What should you do if the rate of return from a line of business is inadequate? The obvious solution is to raise prices. Unfortunately, like many obvious strategies, this one will often be wrong. If a product line yields an inadequate return on investment, four strategies should be explored.
1. Make sure your price is not too high or too low. Return to the maximum pricing formula and see if you calculated incorrectly, or whether your estimate of the price elasticity of demand was inaccurate.
Elasticity Price
−1.5 $30.00
−2.5 $16.67
−3.5 $14.00
−4.5 $12.86
−5.5 $12.22
−6.5 $11.82
−7.5 $11.54
−8.5 $11.33
−9.5 $11.18
2. Reassess your estimate of incremental costs. If it is too high, your prices will also be too high, and vice versa.
3. See how much you can cut your costs. Most healthcare firms should be able to reduce costs substantially. To see whether yours can be brought down, take a look at costs and business practices in firms you think are efficient.
4. If all else fails, exit the line of business.

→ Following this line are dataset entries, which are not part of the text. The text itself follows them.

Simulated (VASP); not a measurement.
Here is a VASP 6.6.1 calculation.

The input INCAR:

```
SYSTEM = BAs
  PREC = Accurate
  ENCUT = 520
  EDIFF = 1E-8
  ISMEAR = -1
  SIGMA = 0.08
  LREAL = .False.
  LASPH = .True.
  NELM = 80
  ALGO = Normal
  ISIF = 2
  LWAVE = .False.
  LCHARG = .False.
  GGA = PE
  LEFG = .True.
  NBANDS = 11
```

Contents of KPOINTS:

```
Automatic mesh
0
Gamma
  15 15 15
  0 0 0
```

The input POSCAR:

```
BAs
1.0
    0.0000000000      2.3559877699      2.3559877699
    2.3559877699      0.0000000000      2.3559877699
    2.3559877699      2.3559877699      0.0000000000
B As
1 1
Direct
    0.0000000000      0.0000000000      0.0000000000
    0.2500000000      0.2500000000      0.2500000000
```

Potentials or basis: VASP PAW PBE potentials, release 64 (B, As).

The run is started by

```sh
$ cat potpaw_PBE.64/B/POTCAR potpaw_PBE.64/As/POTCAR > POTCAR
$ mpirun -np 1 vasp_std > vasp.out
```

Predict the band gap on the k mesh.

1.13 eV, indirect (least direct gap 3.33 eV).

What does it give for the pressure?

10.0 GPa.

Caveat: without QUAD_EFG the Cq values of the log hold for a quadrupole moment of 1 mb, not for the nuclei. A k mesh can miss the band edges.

The consequences of setting price incorrectly can be substantial. The profit-maximizing price should be $15.00. Setting a price much lower or much higher than $15.00 reduces profits significantly. Note, though, that being a bit too high or a bit too low is not disastrous. Being a little off in your estimates of incremental cost or the price elasticity of demand will usually mean your profits will be a little smaller than they could have been.